Some Stories
from the outside from the inside
I don’t know what to make of some stories. I was sitting with my father-in-law this afternoon. He turned 100 last week. I was sitting on the couch where he lives and thinking about the manuscript I’m working on. It’s a series of stories that come from the places I’ve spent my time outside the lines/between the cracks/outside the camp/into the mystic where it has been my privilege to work. But they are work stories. My so-called career, the stories are unusual and they are many.
I was sitting on the couch thinking about the manuscript I’m working on. Then I was thinking about my teachers, I’ve had many who have been good guides for me. I was thinking: I have too many good teachers in my story to include in this manuscript. Those stories, too, are many.
Before I was done with the thought, I wrote this in a little notebook I carry in my pocket:
I’ve left the names and stories of my teachers out of this book. There are many of them. That will have to be another book.
This afternoon, the afternoon of the incursion into the synagogue in West Bloomfield, Michigan, I was sitting on the couch with my father-in-law, 100 years old, he was watching the news on TV. I wasn’t paying attention to the TV.
Jimmy, he said, look – Detroit [they were talking about the event at Temple Israel].
Yes. I know that synagogue, I said, I went there as a little boy. At that time, it was in Detroit.
Thus this piece, the rabbi’s wife in third grade? That was Temple Israel. 3.12.26
Freedom Chain: links, an excerpt
What sets you free? Everything. A freedom chain, the links, every link contributes. You make time to thank them every time you can, you remember them.
You were a kid and a teacher paid attention to you, someone put down his papers when you walked into his office, a teacher in fourth grade asked you to stay after school so she could show you how to make your own book.
It is infinitely regressible, this freedom chain. Every act built on prior acts.
Each act in the chain of behavior which leads to freedom is built on a previous act. You may never know when it begins. Every act contributes in some partial way to freedom.

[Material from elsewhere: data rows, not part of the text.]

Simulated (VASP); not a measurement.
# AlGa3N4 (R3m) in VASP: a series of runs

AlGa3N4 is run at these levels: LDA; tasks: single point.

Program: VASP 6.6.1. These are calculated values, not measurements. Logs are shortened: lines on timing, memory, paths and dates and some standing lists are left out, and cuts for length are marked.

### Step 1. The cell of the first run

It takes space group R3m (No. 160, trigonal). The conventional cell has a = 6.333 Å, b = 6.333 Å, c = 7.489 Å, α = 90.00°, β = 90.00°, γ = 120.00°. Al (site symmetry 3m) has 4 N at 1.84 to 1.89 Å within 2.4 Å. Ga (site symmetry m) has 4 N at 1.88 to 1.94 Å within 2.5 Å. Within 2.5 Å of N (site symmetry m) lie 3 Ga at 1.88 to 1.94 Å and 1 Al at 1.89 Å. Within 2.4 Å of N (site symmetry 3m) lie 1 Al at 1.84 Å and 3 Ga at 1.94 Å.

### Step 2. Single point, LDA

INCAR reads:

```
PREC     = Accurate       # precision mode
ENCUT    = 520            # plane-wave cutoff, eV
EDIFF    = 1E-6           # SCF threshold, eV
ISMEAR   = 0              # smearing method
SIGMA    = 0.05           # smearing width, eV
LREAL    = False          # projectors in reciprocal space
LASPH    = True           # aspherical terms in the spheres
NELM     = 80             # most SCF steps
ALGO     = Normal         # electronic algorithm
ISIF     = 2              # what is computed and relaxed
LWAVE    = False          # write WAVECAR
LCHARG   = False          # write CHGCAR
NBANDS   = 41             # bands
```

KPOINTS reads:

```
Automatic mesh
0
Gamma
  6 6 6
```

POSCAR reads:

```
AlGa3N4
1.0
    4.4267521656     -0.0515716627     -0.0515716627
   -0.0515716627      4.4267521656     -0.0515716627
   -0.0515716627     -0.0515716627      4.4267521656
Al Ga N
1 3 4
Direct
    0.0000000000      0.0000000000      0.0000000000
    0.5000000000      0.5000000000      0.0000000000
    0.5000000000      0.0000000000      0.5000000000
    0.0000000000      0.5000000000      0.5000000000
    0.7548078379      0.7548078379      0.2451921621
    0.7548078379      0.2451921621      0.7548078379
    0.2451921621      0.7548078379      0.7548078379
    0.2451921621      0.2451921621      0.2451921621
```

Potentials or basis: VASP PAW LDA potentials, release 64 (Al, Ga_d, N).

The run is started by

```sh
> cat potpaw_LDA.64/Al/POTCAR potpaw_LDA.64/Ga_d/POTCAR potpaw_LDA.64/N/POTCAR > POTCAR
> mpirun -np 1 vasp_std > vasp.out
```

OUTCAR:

The rabbi’s wife in third grade* noticed you. She planted something in you that grew. Forty years later you had a portable phone in your car and you called her house on your way home from the synagogue where you were now rabbi. You thanked her.
No deed is done, no thought is thought, no dream is dreamed, for nothing. Everything contributes in some inscrutable way to freedom. When does freedom begin? It may begin today, with this thought.
Now you give it away. You give it away every chance you get. You thank every one you can. You do not wait.